2005 ITRS: The Year Ahead
Bob Doering, Texas Instruments, Dallas, www.ti.com -- Semiconductor International, 1/1/2005

2005 marks the 14th year of the International Technology Roadmap for Semiconductors (ITRS, originally NTRS). Thus, it is very close to "completing the first cycle" of its 15-year rolling horizon. Over this period, the roadmap has generally "accelerated" — i.e., most of the technology parameters now projected for 2005 are ahead of the targets set by the initial NTRS in 1992. Traditionally, we have summarized the overall pace of this technology advance in terms of the time gaps between successive "technology nodes." The intent of the technology node concept has been to select a single parameter best representative of the overall CMOS scaling trend.

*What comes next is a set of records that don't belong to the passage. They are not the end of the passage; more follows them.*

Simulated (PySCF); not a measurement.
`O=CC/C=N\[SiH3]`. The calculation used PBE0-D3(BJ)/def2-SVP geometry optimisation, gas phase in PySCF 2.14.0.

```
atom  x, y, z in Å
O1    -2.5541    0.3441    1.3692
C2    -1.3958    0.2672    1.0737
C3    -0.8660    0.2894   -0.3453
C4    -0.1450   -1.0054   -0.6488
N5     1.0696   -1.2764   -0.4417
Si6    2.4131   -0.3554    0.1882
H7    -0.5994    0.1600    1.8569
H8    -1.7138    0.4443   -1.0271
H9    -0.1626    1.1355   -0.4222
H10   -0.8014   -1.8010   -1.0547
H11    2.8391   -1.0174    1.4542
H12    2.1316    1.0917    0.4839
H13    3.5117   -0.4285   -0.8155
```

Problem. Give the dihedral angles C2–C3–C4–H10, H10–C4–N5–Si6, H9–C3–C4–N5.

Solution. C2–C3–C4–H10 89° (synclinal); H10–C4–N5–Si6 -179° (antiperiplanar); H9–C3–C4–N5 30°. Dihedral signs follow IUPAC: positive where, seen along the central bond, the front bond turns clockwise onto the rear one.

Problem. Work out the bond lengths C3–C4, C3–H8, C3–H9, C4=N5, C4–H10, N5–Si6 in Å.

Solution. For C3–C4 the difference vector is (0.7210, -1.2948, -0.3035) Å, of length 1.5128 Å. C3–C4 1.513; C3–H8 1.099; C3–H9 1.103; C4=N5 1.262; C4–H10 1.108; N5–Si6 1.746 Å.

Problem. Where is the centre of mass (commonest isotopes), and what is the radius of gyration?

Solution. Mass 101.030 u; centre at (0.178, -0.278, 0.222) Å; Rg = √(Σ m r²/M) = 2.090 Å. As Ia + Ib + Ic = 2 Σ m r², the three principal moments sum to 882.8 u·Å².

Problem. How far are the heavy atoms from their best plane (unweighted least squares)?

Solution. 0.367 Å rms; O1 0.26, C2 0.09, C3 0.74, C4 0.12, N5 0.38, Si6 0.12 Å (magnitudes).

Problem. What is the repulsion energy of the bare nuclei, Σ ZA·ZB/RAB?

In 1992, the original roadmap organizers (the Roadmap Coordinating Group) had a long discussion on the choice of such a parameter. During the first phase of the discussion, we agreed that some measure of the lithographic capability available to the industry at a given time would be the most direct indicator of scaling status. After abandoning attempts to define some "standard lab test" of lithography resolution, we agreed that a more practical measure could be simply based on the tightest features going into production on commercial ICs. Thus, the technology nodes came to be designated by the minimum half-pitch of interconnect on the most aggressive product (by this measure) beginning its ramp to volume production, with the time gap between successive nodes defined by ~0.7× scaling of this metric.
So far, DRAM has always been the volume product with the smallest interconnect half-pitch and, thus, has determined the pace of the technology nodes. However, in 2005, we are well into the SoC/SiP era, in which the drivers of IC technology are very diverse, and just getting into the "effective scaling" era, in which improvements in materials, devices structures, circuit design/architecture and manufacturing cost are at least as important in continuing the advance of IC technology/products as are further increases in lithography capability. Therefore, the technology node concept is rapidly becoming too much of an oversimplification of the industry state-of-the-art. This has been reflected in recent years by growing confusion reflected in various "ad hoc specific-product technology-node definitions" in press releases, conference presentations/publications, etc.
The simple fact is that the ITRS technology nodes were never intended to be a "yardstick" that could be directly applied to any specific product other than the one with the tightest interconnect pitch (e.g., DRAM) serving as a surrogate for the general lithography capability available to the industry. Of course, indirectly, it has always been appropriate to say that any product employing the same generation of lithography (and other) tools to their reasonable limits, given the additional constraints on layout, etc., for that product, is part of the same technology node as the "node-defining DRAM." However, in the past few years, this has not been the way that many people in the industry have been characterizing the "technology node" of their products. They have, naturally, employed individual node definitions that they feel are more meaningful to their products and that, in most cases, synchronize with their ability to introduce new "product technology generations" at approximately an industry-benchmark two-year pace.
Based on these considerations, we feel that the traditional, simple ITRS technology-node concept has outlived its usefulness. Therefore, one of our major goals in the 2005 ITRS is to provide a broader, more balanced perspective of the diverse drivers of semiconductor technology in the era of SoC/SiP and effective scaling.